Parallel Scan Recurrent Neural Quantum States for Scalable Variational Monte Carlo

TL;DR

This paper introduces parallel scan recurrent neural quantum states (PSR-NQS), enabling scalable and efficient variational Monte Carlo simulations for large quantum many-body systems using modern recurrent architectures.

Contribution

It develops a novel parallelizable recurrent neural network framework for quantum state simulations, achieving high accuracy and scalability in two-dimensional systems.

Findings

Achieved accurate benchmarks in 1D and 2D quantum systems.

Scaled to 52x52 spin lattices with agreement to quantum Monte Carlo data.

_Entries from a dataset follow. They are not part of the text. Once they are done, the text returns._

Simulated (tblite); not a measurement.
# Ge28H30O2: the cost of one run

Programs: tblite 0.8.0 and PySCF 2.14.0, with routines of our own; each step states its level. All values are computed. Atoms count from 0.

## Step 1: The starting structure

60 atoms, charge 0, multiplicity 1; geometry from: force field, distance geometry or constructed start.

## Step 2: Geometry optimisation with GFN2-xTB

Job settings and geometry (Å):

Demonstrated recurrent architectures as practical for large-scale quantum simulations.

Abstract

Neural-network quantum states have emerged as a powerful variational framework for quantum many-body systems, with recent progress often driven by massively parallel architectures such as transformers. Recurrent neural network quantum states, however, are frequently regarded as intrinsically sequential and therefore less scalable. Here we revisit this view by showing that modern recurrent architectures can support fast, accurate, and computationally accessible neural quantum state simulations. Using autoregressive recurrent wave functions together with recent advances in parallelizable recurrence, we develop variational ans\"atze, called parallel scan recurrent neural quantum states (PSR-NQS), which can be trained efficiently within variational Monte Carlo in one and two spatial dimensions. We demonstrate accurate benchmark results and show that, with iterative retraining, our approach reaches two-dimensional spin lattices as large as $52\times52$ while remaining in agreement with available quantum Monte Carlo data. Our results establish recurrent architectures as a practical and promising route toward scalable neural quantum state simulations with modest computational resources.